We all know what the Congress should be doing about the debt right now, don't we? It should be debating which mix of long-term entitlement and defense cuts and the least economically damaging tax increases would lower the long-term debt, restore global confidence in the long-term solvency of the US, and thereby ignite more business confidence and job growth. Yes, the discretionary spending budget should also be subjected to, er, strict scrutiny, mindful of the sometimes counterproductive effect of too drastic a reduction in demand in a fragile economy.

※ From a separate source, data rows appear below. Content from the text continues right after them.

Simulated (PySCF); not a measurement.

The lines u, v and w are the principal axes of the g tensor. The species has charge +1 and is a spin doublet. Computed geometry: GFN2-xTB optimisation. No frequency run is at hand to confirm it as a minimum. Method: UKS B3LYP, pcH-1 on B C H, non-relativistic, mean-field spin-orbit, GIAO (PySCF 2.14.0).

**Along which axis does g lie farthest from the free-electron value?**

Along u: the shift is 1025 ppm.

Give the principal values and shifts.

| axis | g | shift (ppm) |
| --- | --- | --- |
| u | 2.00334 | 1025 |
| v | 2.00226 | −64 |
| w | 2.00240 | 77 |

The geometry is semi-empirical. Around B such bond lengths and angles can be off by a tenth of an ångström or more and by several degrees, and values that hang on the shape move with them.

What do we have instead? A president too calculating to take a stand and an opposition so focused on drastic cuts to discretionary spending and over-reaching on collective bargaining that it is already making Independents and moderate Republicans queasy. My concern is that this dynamic leads to diminishing the chances of real cuts in the places where the real money is. Bruce Bartlett puts the meat on the bones of this argument here by noting that the GOP's Tea Party fixation on 2011 spending cuts both delays their chance to present a more considered 2012 budget proposal and pushes the real issue even further down the road.

If the lesson of the next two years becomes that spending cuts hurt people and hurt the economy, and that ending public funds for PBS or pork is a serious way to save the country from fiscal ruin, then the solid case for long-term fiscal reform is at risk of being bungled.